The idea of revenge is very attractive to me. So many movies, shows, and books glorify turning the other cheek or letting go of revenge to be the better person, but my level of pettiness demands that I sometimes put myself to bed at night with stories inside my head of how I might get even or bring those who have wronged me to justice. I don’t have to be the one to do it, it just has to get done. I’m not really even talking about murder either. Just justice. And if I’m there smirking as they meet their just desserts so they can see that I’ve won, all the better.

Book 1 of the Nevernight series is all about revenge and murder. Jay Kristoff begins by holding up a mirror between the present and the past, showing how our main character Mia came to be trained as an assassin, and how she came to be sent to, essentially, assassin’s college at the Red Church to be trained as a Blade – a professional assassin.
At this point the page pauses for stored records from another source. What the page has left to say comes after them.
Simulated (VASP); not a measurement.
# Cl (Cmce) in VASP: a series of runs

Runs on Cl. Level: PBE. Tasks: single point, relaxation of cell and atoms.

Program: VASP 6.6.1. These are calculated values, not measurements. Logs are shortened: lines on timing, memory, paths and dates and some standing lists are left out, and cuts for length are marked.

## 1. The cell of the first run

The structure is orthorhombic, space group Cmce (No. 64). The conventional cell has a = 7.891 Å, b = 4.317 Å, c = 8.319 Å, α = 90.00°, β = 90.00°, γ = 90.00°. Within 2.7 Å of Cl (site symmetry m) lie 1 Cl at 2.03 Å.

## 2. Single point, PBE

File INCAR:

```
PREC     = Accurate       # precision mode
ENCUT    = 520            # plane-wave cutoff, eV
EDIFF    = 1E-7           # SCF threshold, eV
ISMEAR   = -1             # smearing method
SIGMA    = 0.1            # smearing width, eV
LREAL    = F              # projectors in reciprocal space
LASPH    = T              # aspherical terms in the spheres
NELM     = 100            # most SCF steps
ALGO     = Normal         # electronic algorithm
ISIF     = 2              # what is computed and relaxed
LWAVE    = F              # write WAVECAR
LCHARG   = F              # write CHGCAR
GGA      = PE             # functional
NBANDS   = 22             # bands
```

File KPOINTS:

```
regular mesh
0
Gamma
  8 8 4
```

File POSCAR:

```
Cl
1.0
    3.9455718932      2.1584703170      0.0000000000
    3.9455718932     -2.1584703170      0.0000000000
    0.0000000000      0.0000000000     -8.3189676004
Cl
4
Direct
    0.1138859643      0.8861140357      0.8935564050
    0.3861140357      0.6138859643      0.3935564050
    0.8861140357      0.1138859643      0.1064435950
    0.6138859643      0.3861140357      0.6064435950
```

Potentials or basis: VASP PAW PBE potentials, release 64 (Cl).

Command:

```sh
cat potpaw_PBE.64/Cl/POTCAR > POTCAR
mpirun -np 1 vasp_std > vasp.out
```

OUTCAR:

A couple of things that I absolutely loved about this book:

  1. The mythology. There is a strong story about the gods and goddesses that play a role in this society. Mia lives in a land where there are 3 suns that are only all down once a year, a time they call Truedark, and all other times it is light. The Light God Aa and the Night Goddess Niah apparently had a fight when, instead of bearing him only daughters to avoid competition, she then bore him a son and he beat and banished her. The story is deeper than that but that’s enough. I like a fantasy novel that knows its business when it comes to its myths.
  2. The storyline. It simply never wavers. Everything is airtight, realistic, gritty, and unforgiving. Her training under the mountain at the Red Church is also kind of a contest/trial which adds to the suspense. We are not sure who is friend and who is foe, but in the end it’s less about trust and more about having a code.
    Omar
  3. The characters. I would consider this book to be more plot-driven than character-driven, but Kristoff does just enough that I felt invested in Mia’s struggle, in her fellow acolytes that are in training with her, in the Shahiids that train them. You know just enough to be afraid, to hate certain characters and to root for others.
  4. The magic. Mia is what they call Darkin, she is blessed by the Goddess of Night, Niah, and can summon shadows to do her bidding, use them to travel, and I am sure we have not seen the extent to which her abilities can stretch just yet. She also has a shadow companion, Mister Kindly, a cat that stays with her and eats her fear to keep her sane and strong. There is another darkin that we meet too, but I’ll leave that for you to discover. All I know is I want a shadow friend to follow me around and be sassy with me. Preferably a phoenix or hawk of some kind.
  5. The ending. I couldn’t read fast enough. When the twist happens and we’re racing against time I couldn’t read fast enough to find out what happens. I finished this book sated and satisfied, yet looking forward to book 2 for my next meal. It comes out on September 5th and I’ll have to decide whether to buy or wait for my library to have it.

I have been looking for a fantasy series to read while I wait for Sarah J. Maas and Leigh Bardugo to come out with more books. I knocked at the door of several, including the Red Queen series and A Darker Shade of Magic series, but I think I have finally found what I was looking for in Nevernight. Check it out, and then wait impatiently with me for Godsgrave, out September 5th.